Logs to the rescue! - model comparisons

November 21, 2017

modelling R

While developing my hybrid financial model, I quickly realized that I needed a quick visual method to compare my new model performance with the traditional manual model currently in use by BMO.

I decided to focus first and foremost on model prediction accuracy (partly because there really is no comparison on speed… the hybrid model is fast!). The most obvious measure here, and it was one that I ran with for a while, is the absolute percentage error between the model predictions and the actual value.

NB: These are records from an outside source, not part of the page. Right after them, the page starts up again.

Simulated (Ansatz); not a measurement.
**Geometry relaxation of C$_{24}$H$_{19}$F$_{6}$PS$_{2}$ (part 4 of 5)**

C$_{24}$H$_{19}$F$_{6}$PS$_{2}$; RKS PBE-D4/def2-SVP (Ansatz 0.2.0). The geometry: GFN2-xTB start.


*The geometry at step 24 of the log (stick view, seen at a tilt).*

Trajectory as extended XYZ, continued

As an example, suppose the actual value is 100, and Model A predicted 102, while Model B predicted 105. The absolute percentage error (APE) will simply be the distance between the prediction and the actual value, as a percentage of the actual value (in this case 100), without regard to whether the prediction was over or under.

library(tidyverse)
# Generate results
results <- data.frame(Actual = 100, Model.A = 102, Model.B = 105)

# Calculate APE
results$APE.A <- with(results, (Model.A / Actual - 1) %>% abs())
results$APE.B <- with(results, (Model.B / Actual - 1) %>% abs())

# Show results
results

##   Actual Model.A Model.B APE.A APE.B
## 1    100     102     105  0.02  0.05

As shown above, the further the prediction is from actual, the greater the APE value is. Now, instead of looking at two numbers, I made it so that I simply subtracted the two APE values, so that if the APE difference is negative then Model B is better, and conversely if the APE difference is positive then Model B is worse.

results$APE.diff <- with(results, APE.B - APE.A)

results

##   Actual Model.A Model.B APE.A APE.B APE.diff
## 1    100     102     105  0.02  0.05     0.03

As you can guess from this rather trivial example, Model B is worse since the APE difference is positive. In addition to seeing whether Model B is better or worse, we can also see how much better or how much worse Model B is by the magnitude of the APE difference.

Let’s see how this works with a variety of accuracies. First the data:

# Generate data
results <- data.frame(Actual = rep(100, 20), 
                      Model.A = rep(105, 20), 
                      Model.B = c(seq(50, 150, length.out = 18), 100.001, 300),
                      Date = 2017: (2017+19))

# Calculate APE
results$APE.A <- with(results, (Model.A / Actual - 1) %>% abs())
results$APE.B <- with(results, (Model.B / Actual - 1) %>% abs())
results$APE.diff <- with(results, APE.B - APE.A)

# Plot values
ggplot(results, aes(x = Date)) +
        geom_line(aes(y = Actual, linetype = "Actual")) +
        geom_line(aes(y = Model.A, linetype = "Model A")) +
        geom_line(aes(y = Model.B, linetype = "Model B")) +
        ylab("Values") +
        theme_minimal()

To summarize, the Actual values are a constant 100, Model A has a constant prediction of 105, and Model B has an escalating prediction, starting at 50.

Looking at our sole measure of which model is better, APE difference, shows us this:

ggplot(results, aes(x = Date, y = APE.diff)) +
        geom_bar(stat = "identity") +
        ylab("APE difference (Model B - Model A)") +
        theme_minimal()

The above graph shows the performance of Model B, compared with Model A at various predictions. The bigger the upward bar, the worse off Model B is, and the bigger the downward bar, the better off Model B is. Here is where I had my first conundrum… a very very good prediction (second last prediction, where Model B had almost perfect accuracy) was basically not visible at all, while a very very bad prediction (last prediction) is clearly taking up all of the visual space. This is because this APE difference system I devised is not symmetrical (it is bound between APE.A and \(\infty\)). What I need is a symmetrical system…

…Enter the Log…

We can use the logarithm to transform the APE difference score.

# Calculate log-diff
results$APE.log.diff <- with(results, log(APE.B) - log(APE.A))

# Plot results
ggplot(results, aes(x = Date, y = APE.log.diff)) +
        geom_bar(stat = "identity") +
        ylab("APE log. difference (Model B - Model A)") +
        theme_minimal()

By transforming the scores to the logarithmic scale, it is now symmetrical and bound between (\(-\infty\), \(+\infty\)). Thus, a very very bad prediction will not hog all of the visual space, but will instead occupy its proportionate share of the visual space along with a very very good prediction. (Or as xkcd would put it… I just took the easy way out… =D).